Well if it is worth the risk to you, then, just keep on trucking. It would not be to me.


----------



## chillymorn (Aug 11, 2010)

I just holding this refer you found on me for a friend.

why would you ask for pic on craigs list when there is free porn all over the internet?

I smell a rat.


----------



## Lordhavok (Mar 14, 2012)

You dont have to do anything right now. The craiglist thing is surly a red flag and warrants being investigated. Keep an eye on his internet history and such and just see what he's up to. I like porn myself. But the comment about them being "real girls" is the thing, better keep an eye on him. I agree with some of the others here, sounds like he's trolling for something on the side.


----------



## that_girl (Jul 6, 2011)

Why are you defending him? Lol. Ok, so he didn't hook up. Yet.

Soliciting pics from real women is just well beyond my boundaries. Sorry. If you're ok with it, then be ok with it.

Does he even know if these women are legal? Holy crap. 

But again, if this is ok with you, then there's nothing more to say.


----------



## that_girl (Jul 6, 2011)

chillymorn said:


> I just holding this refer you found on me for a friend.
> 
> why would you ask for pic on craigs list when there is free porn all over the internet?
> 
> I smell a rat.


She said he said he wanted it to be more "real" 

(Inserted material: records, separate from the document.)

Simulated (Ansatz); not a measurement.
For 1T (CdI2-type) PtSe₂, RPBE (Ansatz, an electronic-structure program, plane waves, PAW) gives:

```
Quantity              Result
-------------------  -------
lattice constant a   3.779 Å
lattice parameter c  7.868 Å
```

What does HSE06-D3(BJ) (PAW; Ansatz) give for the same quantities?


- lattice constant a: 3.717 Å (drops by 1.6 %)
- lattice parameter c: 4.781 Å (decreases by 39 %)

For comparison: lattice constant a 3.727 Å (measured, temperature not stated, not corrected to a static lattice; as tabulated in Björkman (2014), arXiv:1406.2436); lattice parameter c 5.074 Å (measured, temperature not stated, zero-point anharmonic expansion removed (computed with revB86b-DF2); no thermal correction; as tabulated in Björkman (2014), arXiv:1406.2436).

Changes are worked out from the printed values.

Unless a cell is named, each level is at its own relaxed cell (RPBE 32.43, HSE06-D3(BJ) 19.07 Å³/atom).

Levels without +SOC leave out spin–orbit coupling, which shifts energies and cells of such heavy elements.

Porn these days is very real.

I smell a rat too but she's not ready to see it.


----------



## PAgirl (Sep 10, 2013)

cons said:


> OP-
> 
> Your post title is simply diversion...that was past...it only became relevant to the present when you found he was soliciting naked pics from women from craigslist. The present is the situation you need to decide on.
> 
> ...


Yes I found out about the emails last weekend. then the story about him going to massage parlor when he was younger was Wednesday night. If it was JUST the massage parlor story, I would most likely not be too concerned. But its in addition to the emails I found last weekend and Ive already been freaking out over that.


----------



## Maricha75 (May 8, 2012)

PAgirl said:


> You are saying that he hooked up. Can I just clarify that I saw these emails personally and he did not hook up with anyone or even plan to. He asked these girls to send him pictures which they did. And there was no more emails after that. He insists it was just for porn. He asked me before to send him pics of myself and I refused. Not that that makes it right, because it doesn't. I am just trying to make it clear that it was just for pictures.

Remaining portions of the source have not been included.